But he doubted whether Iran would race to produce a single bomb, and it would take a couple of years to produce the handful needed to constitute a "real nuclear deterrent".
Since last year, Iran has tested long range missiles, increased its LEU stockpile, and installed more advanced centrifuges for further enrichment, putting some deep inside a fortified mountain facility at Fordow.
Fitzpatrick said the onus was on governments to implement UN mandated sanctions against Iran to exert maximum pressure. "There is still evidence that Iran is receiving nuclear and missile-related material from front companies in China and elsewhere," he said. "There's evidence that some of the Iranian front companies that had been operating out of Dubai have shifted base - some of them moving here to Istanbul."

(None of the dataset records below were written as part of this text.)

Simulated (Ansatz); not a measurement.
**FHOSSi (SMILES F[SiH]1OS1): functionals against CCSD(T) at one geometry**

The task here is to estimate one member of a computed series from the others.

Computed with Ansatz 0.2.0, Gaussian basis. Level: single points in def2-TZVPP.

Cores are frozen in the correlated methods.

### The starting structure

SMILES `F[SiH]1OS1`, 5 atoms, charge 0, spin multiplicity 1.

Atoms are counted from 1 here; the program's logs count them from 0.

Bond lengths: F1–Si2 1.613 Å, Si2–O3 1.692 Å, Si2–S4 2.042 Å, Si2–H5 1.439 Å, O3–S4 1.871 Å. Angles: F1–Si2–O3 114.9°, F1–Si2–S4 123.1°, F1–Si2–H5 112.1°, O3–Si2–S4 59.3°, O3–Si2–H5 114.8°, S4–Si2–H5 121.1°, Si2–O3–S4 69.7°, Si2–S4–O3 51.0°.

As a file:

Fitzpatrick said it was clear that some countries were using every means at their disposal to retard Iran's nuclear program, short of military action. "I don't have any direct evidence of sabotage efforts or so-called decapitation, but clearly Iranian scientists involved in the nuclear program and in the ballistic missile program are in danger," Fitzpatrick said. "Some have been persuaded to defect, others have been assassinated."
An explosion at a military base near Tehran last Saturday killed Brigadier Hassan Moqaddam and 16 other members of Iran's elite Revolutionary Guards. Moqaddam was regarded as the architect of Iran's missile defenses. Tehran has said the explosion was an accident.